This amount can’t be withdrawn fully.
The amount is utilised for the purchase of an annuity at the then prevailing rate.
This highlights an important aspect of the Axis Max Life Forever Young Pension Plan – the retirement corpus primarily serves the purpose of purchasing an annuity plan rather than providing full liquidity.
If we work out the IRR for the accumulated corpus at the end of 20 years, then at 4% investment return, the IRR is 2.18% & at 8% investment return the IRR is 6.14%.
Based on the assumption, the annuity amount would be Rs. 14,271 per month & Rs. 21,982 per month for the corpus ₹ 30.03 lakhs & ₹ 46.26 lakhs respectively. Here we have assumed a life expectancy of 75 years. So, till that age, the annuity is received & after that, the purchase price is returned to the nominee.
If we work out the IRR for this cash flow for 20 years of accumulation period & then continued by 15 years of disbursement period (annuity pay-out), the IRR works out to be 3.91% & 5.98% under the two scenarios.
Such analysis is often used in a Max Life Forever Young Pension Plan review to evaluate whether the plan delivers adequate retirement income compared to other investment options.
Note:
The assumed rates of return are @4% and @8% p.a. for the Max Life Pension Preserver Fund.
These are not guaranteed and are not the upper or lower limits of returns of the Funds selected in your policy, as the performance of the Funds is dependent on several factors including future investment performance.
Also, the annuity amount is not guaranteed. It depends on the annuity rate prevailing at the time of vesting.
The final pension income under the Max Life pension plan therefore depends on market performance during the accumulation phase and annuity rates at the time of retirement.
Inference from the IRR analysis
Hence, while the Axis Max Life retirement plan helps build a pension corpus, investors should carefully evaluate whether the annuity income will be sufficient to meet their post-retirement expenses.
Now let us look at other investment options with similar cash flow.
You can route your investment to other investment avenues where you enjoy liquidity.

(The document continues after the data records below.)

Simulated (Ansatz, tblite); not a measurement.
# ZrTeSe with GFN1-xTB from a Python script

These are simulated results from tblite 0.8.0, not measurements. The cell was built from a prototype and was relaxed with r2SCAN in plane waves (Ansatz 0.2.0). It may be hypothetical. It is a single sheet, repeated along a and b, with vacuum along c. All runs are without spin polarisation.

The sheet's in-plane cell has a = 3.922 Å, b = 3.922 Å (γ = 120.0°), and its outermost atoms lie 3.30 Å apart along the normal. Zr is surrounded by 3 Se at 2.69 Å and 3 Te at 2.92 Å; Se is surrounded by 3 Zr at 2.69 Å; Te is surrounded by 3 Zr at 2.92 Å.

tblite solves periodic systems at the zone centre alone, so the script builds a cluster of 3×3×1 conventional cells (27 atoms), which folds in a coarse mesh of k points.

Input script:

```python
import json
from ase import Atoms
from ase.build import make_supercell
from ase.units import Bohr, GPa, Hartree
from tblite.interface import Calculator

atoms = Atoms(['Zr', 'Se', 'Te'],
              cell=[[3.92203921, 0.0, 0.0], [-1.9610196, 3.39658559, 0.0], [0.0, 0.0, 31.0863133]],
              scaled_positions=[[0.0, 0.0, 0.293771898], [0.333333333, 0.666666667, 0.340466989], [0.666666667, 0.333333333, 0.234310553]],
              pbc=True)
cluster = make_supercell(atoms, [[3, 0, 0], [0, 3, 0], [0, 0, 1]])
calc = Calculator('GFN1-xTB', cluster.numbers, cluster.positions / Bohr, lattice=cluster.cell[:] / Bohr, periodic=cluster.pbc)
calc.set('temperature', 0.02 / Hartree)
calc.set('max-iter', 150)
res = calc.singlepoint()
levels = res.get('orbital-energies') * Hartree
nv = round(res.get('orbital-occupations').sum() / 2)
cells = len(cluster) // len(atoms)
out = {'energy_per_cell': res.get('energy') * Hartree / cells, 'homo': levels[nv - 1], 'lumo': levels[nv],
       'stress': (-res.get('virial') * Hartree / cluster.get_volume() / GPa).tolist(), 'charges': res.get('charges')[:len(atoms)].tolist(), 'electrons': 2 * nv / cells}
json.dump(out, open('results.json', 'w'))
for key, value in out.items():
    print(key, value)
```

Also, at the end of the accumulation phase, the entire maturity proceeds can be utilised as you wish.
We have compared the plan with other investment options only till the accumulation phase.
An annuity is not covered under the Max Life Forever Young Pension Plan, so we have not considered the annuity pay-out period for our comparison.
This comparison helps investors understand how the Max Life retirement plan performs against other long-term investment options available for retirement planning.
If we invest ₹ 10,000 per month in the Public Provident Fund (PPF), the maturity value at the end of 20 years is ₹ 51.64 lakhs (PPF matures after 15 years & it can be extended in a block of 5 years).
The entire maturity proceeds are tax-free & they can be utilised for your retirement or for any other financial goals as you wish.
The Public Provident Fund is often considered a safer alternative for long-term retirement savings due to its tax benefits and guaranteed returns.
If we invest ₹ 10,000 per month in ELSS Mutual Fund, the fund value at the end of 20 years is ₹ 91.98 crores. This is the pre-tax value.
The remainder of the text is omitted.